Short-Term Price Benchmark Trends
ERC’s average benchmark price for retail electricity remained virtually unchanged last week, increasing marginallyly (-0.11%) to $0.0749 per kilowatt hour. Once again, Texas bucked the trend, increasing its benchmark price by 1.69% in response to a high level of cooling demand. Compared to this time last month, the states posting a meaningful increase in electricity prices include New York (+4.86%), Illinois (+2.93%), Texas (+2.67%), and Pennsylvania (+2.22%).
Above normal temperatures in the six to ten day outlook are now forecast for only the eastern half of the country, with the rest expecting mostly below normal temperatures. The eight to fourteen day forecast is similar to the shorter term forecast . Overall, the weekend forecasts are projecting less cooling demand than those issued earlier last week. The overall outlook for the rest of the summer, however, continues to anticipate above normal temperatures and sustained cooling demand.
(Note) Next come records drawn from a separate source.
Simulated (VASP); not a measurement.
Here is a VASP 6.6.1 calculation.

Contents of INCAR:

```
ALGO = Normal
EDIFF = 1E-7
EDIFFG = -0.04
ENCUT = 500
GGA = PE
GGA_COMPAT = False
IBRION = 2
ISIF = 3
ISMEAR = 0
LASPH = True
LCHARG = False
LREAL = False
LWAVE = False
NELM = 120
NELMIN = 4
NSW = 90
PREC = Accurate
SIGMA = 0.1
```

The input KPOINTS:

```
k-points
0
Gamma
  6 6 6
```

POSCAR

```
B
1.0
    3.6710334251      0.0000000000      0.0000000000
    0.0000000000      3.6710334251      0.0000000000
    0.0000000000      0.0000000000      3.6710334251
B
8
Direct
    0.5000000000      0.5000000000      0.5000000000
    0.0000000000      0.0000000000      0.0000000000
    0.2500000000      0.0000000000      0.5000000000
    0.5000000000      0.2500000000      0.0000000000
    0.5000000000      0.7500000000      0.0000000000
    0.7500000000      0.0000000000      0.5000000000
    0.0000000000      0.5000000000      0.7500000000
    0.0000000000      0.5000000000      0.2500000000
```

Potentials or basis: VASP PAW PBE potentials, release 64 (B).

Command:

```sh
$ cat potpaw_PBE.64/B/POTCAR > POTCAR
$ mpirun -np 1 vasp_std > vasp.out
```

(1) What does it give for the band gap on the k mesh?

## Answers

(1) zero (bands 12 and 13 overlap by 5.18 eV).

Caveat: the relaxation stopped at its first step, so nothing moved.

Prompt month natural gas prices rose for the fifth straight week, settling last Friday at the highest level ($2.987/MMBtu) since May of last year. The next major technical resistance area around $2.95/mmbtu is right where the market was trading at last summer. The market is going to have to solidly breach this key technical resistance level and remain above it for several days to move to the next level. While we still have a substantial natural gas surplus, the continuing draw down on storage levels due to weak injections is likely going to drive natural gas values above the psychologically important $3.00 mark in the next week or two.
Long-Term Price Benchmark Trends
Since its low in March, natural gas prices are now up an astounding 82.2%. Compare that with ERC’s average benchmark price for retail electricity, which has increased only 6.8% over the same timeframe. While retail electricity prices mirror the same upward trend as natural gas prices, the velocity at which gas prices have escalated over the past five months is much faster and steaper than electricity prices. This points out a fundamental difference between these two commodity markets. Natural gas is fundamentally more volatile and has more factors driving prices than the retail electricity market. Never the less, where gas goes- so goes electricity and both resources are headed upward with few factors aurguing for a downward trend any time in the foreseeable future.
James Moore, Ph.D., is CEO of the Energy Research Council (ERC). He has been CEO of several research companies, including TDC, a subsidiary of International Thomson; Highline Financial, a Thomson-Reuters company; and Mentis Corporation, which was acquired by Gartner Group. He has also served as Executive Director of The Global Futures Forum, an international think tank, and as Managing Director of Gartner Group’s Global Financial Services practice.
* ERC electricity price benchmarks are derived by: 1) aggregating daily matrix prices issued by many electricity suppliers across General Service tariff rate classes for each electric utility; 2) averaging each utility’s price benchmark together for a state-level benchmark; and 3) averaging state-level benchmarks across five business days to create weekly average price benchmarks, based on next month’s start date, for commercial customers with an annual usage of up to one million kWh. The high level of correlation between matrix and custom pricing makes ERC price benchmarks a reliable measure of how prices are trending, and the direction and velocity at which prices are changing week-over-week and month-over-month. This is similar to how the S&P and Dow measure the rate and direction of change in stock market prices over time.